Increasingly, people want to live a stroll away from banks and shops.

At 5:30 in the morning, Judy Tafelski jogs by the light of Dunedin's old-fashioned street lamps. She waves, calling out the names of other early risers. Depending on the day's route, she'll pass Kelly's restaurant and the Purple Moon Coffeehouse.

She gets dressed for work, just a 10-minute walk from the two-story condo she shares with a roommate. When the day is done, she'll stop downtown for dinner. Along the brick sidewalks, she'll stroll with her Chihauhua, Pickles.

The lifestyle is far different from how the 53-year-old grew up in suburban St. Louis at a time when living a car-drive away from the city's core was desirable.

But the nation has seen a reversal of the urban flight it experienced some decades ago. More and more, people are craving boutiques, restaurants and banks to which they can walk. They are willing to pay for upscale apartments and condos that cost as much as a three-bedroom house. And they want them smack in the center of town _ despite the traffic, chatter and music just beyond their bay windows.

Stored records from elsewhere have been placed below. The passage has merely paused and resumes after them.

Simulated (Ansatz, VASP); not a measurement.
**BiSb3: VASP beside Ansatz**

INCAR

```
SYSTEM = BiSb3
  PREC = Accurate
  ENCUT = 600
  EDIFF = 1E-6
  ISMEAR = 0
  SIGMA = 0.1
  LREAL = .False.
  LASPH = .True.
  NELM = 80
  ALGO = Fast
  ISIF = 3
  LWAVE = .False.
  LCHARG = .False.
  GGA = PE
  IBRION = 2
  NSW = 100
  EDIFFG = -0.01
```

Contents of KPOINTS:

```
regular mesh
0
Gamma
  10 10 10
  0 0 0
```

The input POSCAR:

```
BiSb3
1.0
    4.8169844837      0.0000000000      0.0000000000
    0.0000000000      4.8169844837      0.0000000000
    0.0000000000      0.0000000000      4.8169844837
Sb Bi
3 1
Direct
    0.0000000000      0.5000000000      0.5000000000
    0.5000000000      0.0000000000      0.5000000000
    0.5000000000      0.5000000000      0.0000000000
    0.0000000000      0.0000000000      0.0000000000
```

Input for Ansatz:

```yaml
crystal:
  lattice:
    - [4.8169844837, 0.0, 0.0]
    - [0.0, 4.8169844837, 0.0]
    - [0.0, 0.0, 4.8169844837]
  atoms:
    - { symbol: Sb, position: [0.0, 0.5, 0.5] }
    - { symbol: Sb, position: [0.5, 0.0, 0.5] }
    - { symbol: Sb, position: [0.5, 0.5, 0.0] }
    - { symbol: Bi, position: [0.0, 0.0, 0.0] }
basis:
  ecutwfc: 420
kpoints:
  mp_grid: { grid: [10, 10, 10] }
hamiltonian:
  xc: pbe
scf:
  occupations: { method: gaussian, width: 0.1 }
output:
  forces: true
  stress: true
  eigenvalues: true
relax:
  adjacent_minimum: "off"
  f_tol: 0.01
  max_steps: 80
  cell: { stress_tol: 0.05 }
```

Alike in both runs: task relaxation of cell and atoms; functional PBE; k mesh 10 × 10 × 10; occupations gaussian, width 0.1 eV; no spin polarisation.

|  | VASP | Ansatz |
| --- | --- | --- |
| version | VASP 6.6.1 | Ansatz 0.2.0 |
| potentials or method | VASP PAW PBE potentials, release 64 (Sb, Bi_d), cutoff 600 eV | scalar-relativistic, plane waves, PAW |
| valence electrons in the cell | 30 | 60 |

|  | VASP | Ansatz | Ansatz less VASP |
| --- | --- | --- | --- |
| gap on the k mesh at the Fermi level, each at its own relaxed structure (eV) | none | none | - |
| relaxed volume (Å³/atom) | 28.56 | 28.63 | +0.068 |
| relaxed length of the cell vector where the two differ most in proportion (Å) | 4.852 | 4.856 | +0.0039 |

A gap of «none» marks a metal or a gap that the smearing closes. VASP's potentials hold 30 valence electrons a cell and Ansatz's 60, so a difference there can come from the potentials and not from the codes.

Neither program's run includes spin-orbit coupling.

In Pinellas County, for the most part, the trend has been couched in the catch phrase "downtown redevelopment," which people more closely associate with bookstores, restaurants and cute places to shop.

Yet developers and builders say housing may be the more essential ingredient.

"The presence of residential in a downtown can be the difference between success and failure," consultant Charlie Siemon said.

St. Petersburg and Dunedin are the test cases, having already built townhomes and condos a skip's distance from city halls. Residents are paying $145,000 to $185,000 for townhouses in Dunedin and as much as $2-million for luxury condos in St. Petersburg.

"Over the past five years, things have really been happening quickly," said Dave Goodwin, St. Petersburg's manager of planning programs. "I think people are looking for a more urban lifestyle."

Largo, Clearwater and Tarpon Springs, for example, are not too far behind, laying the groundwork with sewer enhancements, streetscaping and other amenities.

That means more people. More hustle, more bustle. "More concentration," as Dave Healey, Pinellas Planning Council executive director, calls it.

Since 1992, Dunedin, Safety Harbor, Oldsmar, St. Petersburg, Clearwater, Largo, Pinellas Park and Gulfport have taken advantage of special county zoning classifications that allow developers to squeeze more homes on developed land.

Take Largo, for instance. The city doubled its downtown density restrictions three years ago to encourage a more urban setting, Community Development Director Ric Goss said. Before 1997, zoning codes allowed for only 15 units per acre. Now, the city could allow a developer 30 units an acre in that area, Goss said.

It has yet to make much difference in Largo's case, though. City commissioners recently rejected a developer's plan to build a downtown commercial and residential hub because residents complained the plan included too many apartments, which was less desireable to the public than townhomes, Goss said.

Besides zoning, other issues will have to be addressed with regard to "new urbanism."

The planning council is studying the potential impact on schools, transportation, sewer and water systems. A consultant is being paid about $96,000 to compile information for the first phase of a countywide approach to redevelopment. The first "visioning" phase is expected to be complete in March, Healey said.

Nationwide, cities such as Seattle, Jersey City and Chicago are turning old apartment buildings and warehouses into high-end apartments, condos and townhouses. As much is true among east-coast Florida cities, including Boca Raton, West Palm Beach and Delray Beach, said Siemon, the consultant who has worked with Clearwater in its redevelopment efforts.

"There's a national trend," Goodwin said. "We're just catching up."

In Clearwater, redevelopment hit a major snag in July when voters rejected a massive downtown project. Although the proposed movie theater was much-talked-about, the plan relied heavily on rental and for-sale residential units which would have accounted for a significant chunk of the project's square footage, Siemon said.

But not all urban housing was lost with the failed referendum, Siemon noted. Next year, a public and private partnership is expected to net a 100-unit townhouse complex in downtown Clearwater.

Meanwhile, Tafelski and her roommate, Sherril Claus, are content in their Dunedin condo, where the absence of huge front yards and subdivision-style setbacks allow them to get to know their neighbors. They relish the closeness of stores and shops.

Some weekends, Claus says, she needn't bother revving up the engine in her car. Everything she needs _ a night out, a dining experience, a neighbor to talk to _ is just a walk away.